Monday, November 16, 2015

Impunity and extradition

El Salvador's Human Rights Ombudsman David Morales went to El Salvador's Supreme Court on Monday, November 16, the 26th anniversary of the murder of 6 Jesuit priests, their housekeeper and her daughter.   Morales was there to file a petition asking the Court to rescind its prior order on extradition of 13 military officers to Spain.   A Spanish court has issued an arrest warrant to require those officers to face justice for the Jesuit massacre, but in 2012, El Salvador's Supreme Court refused the Spanish extradition request.

Morales petition probably has no more than symbolic significance.  The Supreme Court has not changed its composition and is highly unlikely to reverse itself.   Also pending in front of the Supreme Court is a challenge to the 1993 amnesty law which has so far prevented the military command from being prosecuted in El Salvador.   That challenge has been pending for years with no sign that a decision is due soon.

The crimes of El Salvador's civil war remain in impunity as each November 16 anniversary reminds us.


Sunday, November 15, 2015

The travel question

The question I receive from readers more than any other is whether it is safe to travel to El Salvador.   This question has come with more frequency this year as headlines have proclaimed El Salvador as the murder capital of the world.   My answer to this question is always  “Yes, if you are smart about it.”

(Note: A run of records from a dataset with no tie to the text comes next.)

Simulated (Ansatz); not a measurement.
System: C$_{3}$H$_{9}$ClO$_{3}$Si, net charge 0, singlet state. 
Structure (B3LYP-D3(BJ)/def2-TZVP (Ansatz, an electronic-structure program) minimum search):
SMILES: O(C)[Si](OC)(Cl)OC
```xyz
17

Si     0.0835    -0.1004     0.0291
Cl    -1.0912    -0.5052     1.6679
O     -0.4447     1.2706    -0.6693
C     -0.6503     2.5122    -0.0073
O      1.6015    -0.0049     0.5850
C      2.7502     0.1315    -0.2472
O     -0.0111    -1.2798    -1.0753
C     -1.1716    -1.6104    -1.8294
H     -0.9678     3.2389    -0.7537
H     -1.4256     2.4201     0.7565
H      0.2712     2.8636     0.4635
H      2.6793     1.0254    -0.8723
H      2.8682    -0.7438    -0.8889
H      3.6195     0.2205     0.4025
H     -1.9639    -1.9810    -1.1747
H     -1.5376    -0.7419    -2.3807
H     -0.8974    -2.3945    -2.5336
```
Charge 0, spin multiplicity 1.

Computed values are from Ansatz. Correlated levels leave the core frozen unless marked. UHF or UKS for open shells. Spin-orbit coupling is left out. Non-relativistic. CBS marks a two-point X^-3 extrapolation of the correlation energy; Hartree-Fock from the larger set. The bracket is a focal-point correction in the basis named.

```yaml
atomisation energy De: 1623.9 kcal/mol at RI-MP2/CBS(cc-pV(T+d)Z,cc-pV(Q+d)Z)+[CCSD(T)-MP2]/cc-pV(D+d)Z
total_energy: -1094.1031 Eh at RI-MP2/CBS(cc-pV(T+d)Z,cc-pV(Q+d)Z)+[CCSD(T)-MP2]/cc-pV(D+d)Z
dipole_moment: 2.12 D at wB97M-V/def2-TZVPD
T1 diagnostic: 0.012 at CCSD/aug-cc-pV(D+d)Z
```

It’s worth starting with the language of the most recent Travel Warning from the US State Department:
Tens of thousands of U.S. citizens safely visit El Salvador each year for study, tourism, cruise ship visits, business, and volunteer work. There is no information to suggest that U.S. citizens are specifically targeted by criminals; however, crime and violence are serious problems throughout the country.
US State Department Travel Warning, June 22, 2015.  In the next sentence the Travel Warning goes on to state:
Since January 2010, 34 U.S. citizens have been murdered in El Salvador including a nine-year-old child in December 2013.
What is challenging about this statistic is that it does not break down whether those US citizens were Salvadoran born and living in El Salvador or were tourists.   I simply do not recall a tourist, or someone travelling with a church or volunteer group, ever being murdered in the past 12 years.  More tourists have died from drowning in the strong rip tides on El Salvador’s Pacific Ocean beaches than as a result of criminal violence.  (However, a US Army veteran was killed in El Salvador in 2013 in a crime of passion, killed by his estranged Salvadoran ex-wife).   

It’s important to understand the source of the murders in El Salvador :    gang members killing rival gang members, gang members killing people such as bus drivers to enforce extortion demands, police killing gangs, gangs killing police, death squads killing supposed gang members, domestic violence, personal vendettas and rivalries,  attacks to vindicate someone’s belief they have been dishonored. None of these factors put the foreign tourist at risk unless you happen to be caught in a crossfire.

I speculate that one factor at play may be that if you kill a Salvadoran, 95% of the time you are not going to be successfully prosecuted and sent to prison.  Sadly, Salvadoran lives are cheap in 2015.   But if you killed a foreign tourist, the government would feel obliged to expend significant resources to investigate and capture those involved.   

Property crime, however, is a very real threat.   The possibility of having your belongings stolen or of being robbed, mugged, carjacked, assaulted is a real one.  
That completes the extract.